In Tuesdays 64-62 win over Tulane, Dulcy Fankam Mendjiadeu paced the Tigers with 15 points and 12 rebounds. (Photo: Brandon Dill/University of Memphis Athletics)

“From our first few practices together, I knew that she was a very hard worker.”

That is how Aerial Wilson, the starting two guard for the University of Memphis women’s basketball team describes junior forward Dulcy Fankam Mendjiadeu (Men-gee-ah-do), who serves as the dominant force in the paint for the Tigers, adding that Mendjiadeu is “relentless and determined.”

Wilson, a four-star point guard from Canada, and Mendjiadeu, a 6-4 forward from Cameroon, bonded in their non-American roots.

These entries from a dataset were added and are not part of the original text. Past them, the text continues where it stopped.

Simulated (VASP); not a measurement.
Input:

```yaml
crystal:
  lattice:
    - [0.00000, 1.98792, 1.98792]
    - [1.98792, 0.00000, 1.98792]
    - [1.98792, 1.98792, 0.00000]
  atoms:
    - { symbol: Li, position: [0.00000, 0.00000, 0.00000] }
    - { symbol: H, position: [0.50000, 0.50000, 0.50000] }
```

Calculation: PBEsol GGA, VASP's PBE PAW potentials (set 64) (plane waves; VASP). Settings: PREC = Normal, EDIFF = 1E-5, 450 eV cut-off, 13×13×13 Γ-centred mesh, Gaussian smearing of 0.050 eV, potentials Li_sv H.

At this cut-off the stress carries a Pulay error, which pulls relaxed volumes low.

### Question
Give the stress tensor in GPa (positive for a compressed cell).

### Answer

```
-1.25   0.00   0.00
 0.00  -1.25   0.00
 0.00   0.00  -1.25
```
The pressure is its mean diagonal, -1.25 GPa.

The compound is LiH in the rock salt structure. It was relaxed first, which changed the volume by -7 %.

“We met at the International Student Orientation, and we always were around one another, and as time has gone along, both of us have grown close to one another,” Wilson said. “During workouts over the summer, she always would stay late, rather it be to get in extra conditioning or to get up extra shots.”

That work ethic can be attributed to long days spent in Mendjiadeu’s home nation. She can recall her initial hesitations when it came to basketball in general, especially as she continued to progress through the high school basketball ranks.

“At first, I did not want to be an athlete because kids used to tease me about my height,” Mendjiadeu recalled. “However, my coach came to my house and talked to my parents. He told them that I could be really good at basketball, but that I would have to put the work in.”

After dominating in high school, Mendjiadeu became the number-three-ranked player out of Cameroon, attending the University of Yakunde in Cameroon as a freshman. She averaged 15 points and 12 rebounds as a freshman and then transferred to Walters State Community College in Morristown, Tennessee.

Mendjiadeu truly blossomed into a highly skilled player at Walters, where fans watched her dominate on a nightly basis.

She earned second-team Junior College All-American honors while at Walters, establishing herself as a highly sought prospect. She was ranked as the number 10 junior college prospect in the nation.

When it came to choosing where she would attend school her junior and senior seasons, Mendjiadeu said the University of Memphis always intrigued her.

“I knew a former player who played for the University of Memphis, and she told me all about the program and that I would really like it,” Mendjiadeu recalled fondly. “I took an official visit there, and I fell in love with the campus almost immediately.”

Mendjiadeu said there is a very big difference between the level of coaching in Cameroon than from the coaching she’s receiving as a member of the Tigers program.

“In Cameroon, I may have one or two coaches, but at Memphis, we have a coach for pretty much everything,” she said. “I like that because they all push me to be the best that I can be.”

Mendjiadeu averages 11 points and 8 rebounds for the UofM Tigers, who have been winning despite a plethora of injuries, whether it be star guard Jamirah Shutes, who will miss the remainder of the season, or freshman forward Lanetta Williams, who has been out for a large portion of the season.

Off the court, Mendjiadeu also has adjusted to life in the United States. While she doesn’t much care for American food, she appreciates how Memphis as a whole has welcomed her with open arms.

“I really like it here because the people are so nice and they really want to get to know me as a person, not just as the Dulcy the basketball player,” she said. “I feel like I can be myself on and off the court here, and I’m very happy.”